This article was amended 1655hrs on Friday, to reflect comments from First Bus, noting that it also accepted smart cards. 

For a short time last year, my job required me to commute on Bristol’s buses. As a result, every Monday involved searching through my wallet, my handbag and around the house, trying to gather enough change to pay for a return fare without incurring the wrath of the driver. The result: many cups of coffee purchased in order to break a tenner.

Then our local bus company introduced mTickets: tickets you can buy and hold on your mobile phone. No longer did I have to reach under the sofa to find that final pound coin, or start the day feeling wired from an extra espresso. I could buy a bus ticket using my Smartphone.

mTickets are becoming more and more popular across the UK’s bus network. First Bus, the company that runs the majority of Bristol’s buses, claims the move to mobile tickets will improve punctuality and cut journey times. As mentioned, they reduce the stress of trying to find the right bus fare in your purse or pockets.

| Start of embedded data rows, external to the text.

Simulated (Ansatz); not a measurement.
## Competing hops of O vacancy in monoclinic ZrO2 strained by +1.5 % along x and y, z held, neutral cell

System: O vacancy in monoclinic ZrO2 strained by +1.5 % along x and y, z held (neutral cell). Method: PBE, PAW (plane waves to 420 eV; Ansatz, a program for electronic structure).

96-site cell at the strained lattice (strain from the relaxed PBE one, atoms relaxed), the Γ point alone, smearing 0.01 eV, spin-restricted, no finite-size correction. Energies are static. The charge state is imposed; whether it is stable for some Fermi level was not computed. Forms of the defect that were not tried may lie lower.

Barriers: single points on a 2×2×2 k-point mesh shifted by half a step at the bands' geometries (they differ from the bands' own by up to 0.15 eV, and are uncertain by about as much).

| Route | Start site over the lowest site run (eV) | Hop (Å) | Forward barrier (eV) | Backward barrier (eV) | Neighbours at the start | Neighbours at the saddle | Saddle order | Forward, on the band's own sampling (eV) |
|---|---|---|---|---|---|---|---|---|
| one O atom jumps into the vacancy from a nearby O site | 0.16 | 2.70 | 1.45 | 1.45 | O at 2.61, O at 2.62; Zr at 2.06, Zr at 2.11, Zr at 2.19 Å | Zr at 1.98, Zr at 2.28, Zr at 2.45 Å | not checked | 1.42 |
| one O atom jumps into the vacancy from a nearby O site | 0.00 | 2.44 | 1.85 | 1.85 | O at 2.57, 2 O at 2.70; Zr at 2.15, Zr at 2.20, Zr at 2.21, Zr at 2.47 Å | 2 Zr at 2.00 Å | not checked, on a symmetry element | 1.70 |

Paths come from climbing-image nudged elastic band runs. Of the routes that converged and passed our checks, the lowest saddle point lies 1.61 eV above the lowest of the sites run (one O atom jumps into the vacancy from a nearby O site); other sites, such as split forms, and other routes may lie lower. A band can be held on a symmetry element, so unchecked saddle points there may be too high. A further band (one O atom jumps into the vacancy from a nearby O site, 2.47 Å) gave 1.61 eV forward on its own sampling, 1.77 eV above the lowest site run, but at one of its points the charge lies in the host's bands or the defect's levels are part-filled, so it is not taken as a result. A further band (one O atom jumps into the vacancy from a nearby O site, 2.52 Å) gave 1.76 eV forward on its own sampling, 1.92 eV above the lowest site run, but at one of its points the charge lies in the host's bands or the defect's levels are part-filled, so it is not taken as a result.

I spoke to the company spokesperson responsible for First Bus in the South West. He told me that on one popular Bristol route, “33 per cent of the time a bus spends standing is waiting for at the stop for people to buy tickets. Using mTickets rather than cash make boarding times 400 per cent faster.”

Switching to mTickets, First Bus argues, “means we can save people in Bristol 32,000 hours a year. A more punctual bus service encourage people to use public transport, and reducing the time buses spend waiting with the engine on can have a positive impact on the environment.”

But there’s a problem: mTickets are incentivised via price. The launch in Bristol last year coincided with a 30p price rise in single cash fares – a rise you could avoid most easily if you bought your ticket using your mobile phone. (The lower fares are also still available on smart cards, which can be topped up in shops).

Considering bus fares in England have increased by 66 per cent in the last 12 years, offering people a cheaper way to buy tickets seems like a win (though the First spokesperson says they’ve been kept down in Bristol). However, incentivising mTickets risks making it more expensive for the poorer and more vulnerable people in society. 

Let’s look at the numbers. People on low incomes are more likely to use buses than the rest of the population. According to government statistics, 67 per cent of stages on local buses are made by people who earn £25,000 or less. This suggests that buses are providing a significant service to people on lower incomes.  

Secondly, those on lower incomes are less likely to have the Smartphone technology needed to purchase mTickets. The government’s report on digital exclusion stated that 37 per cent of those who are digitally excluded are social housing tenants, and 17 per cent of the digitally excluded earn less than £20,000 a year.

Similarly, Ofcom’s recent report on Adults’ Media Use and Attitudes found those in the lowest socio-economic bracket are between 10-15 per cent less likely to own a Smartphone than those in AB-C2 brackets (although the majority of people across all socio-economic backgrounds do now own a Smartphone). This means there’s correlation between the people most likely to use bus services and those least likely to have a Smartphone.


I put the point of social inclusion to First Bus, who cited the Ofcom data on Smartphone usage. “We looked into the cost of ownership of a Smartphone and found there are no statistics that demonstrate switching to mTickets would shut out significant sections of society,” First Bus told me. It also provided examples of various low cost phone contract prices.

This is reassuring. However, tiering ticket prices so people without Smartphones have to pay more risks contributing to the “poverty premium”.

This “premium” is the many ways in which being poor is day-to-day made more expensive. From metered gas and electricity leading to higher bills, to groceries being more expensive in local shops, it’s estimated that the poorest in society pay 10 per cent more for basic good and services. Tiered ticketing where it’s cheaper to travel if you can afford the technology risks entrenching that.

For First Bus, mTickets are a way to encourage more bus users. “Most of the complaints we get are around punctuality,” their spokesperson tells me. “If we reduce the time buses are waiting, we can improve punctuality and encourage bus use – something which benefits everyone.”

With congestion and air pollution causing more and more problems in cities, getting more people on the buses is a worthy goal. Moreover, it’s encouraging that the company is looking at inclusion and ways to open access to those most excluded in society. The fact that First Bus works with agencies including City of Sanctuary, St Mungos, SARSAS and Syrian Refugee Resettlement so they can provide bus tickets to their clients/service users demonstrates some level of commitment to social responsibility in this area.

But it can’t be ignored that tiering ticket prices risks ending up with some people losing out – and those most likely to lose out are the poorest in our communities. Closing the price disparity between mTickets and cash tickets would succeed in encouraging more people to get on the bus, without leaving some of the more vulnerable in society behind.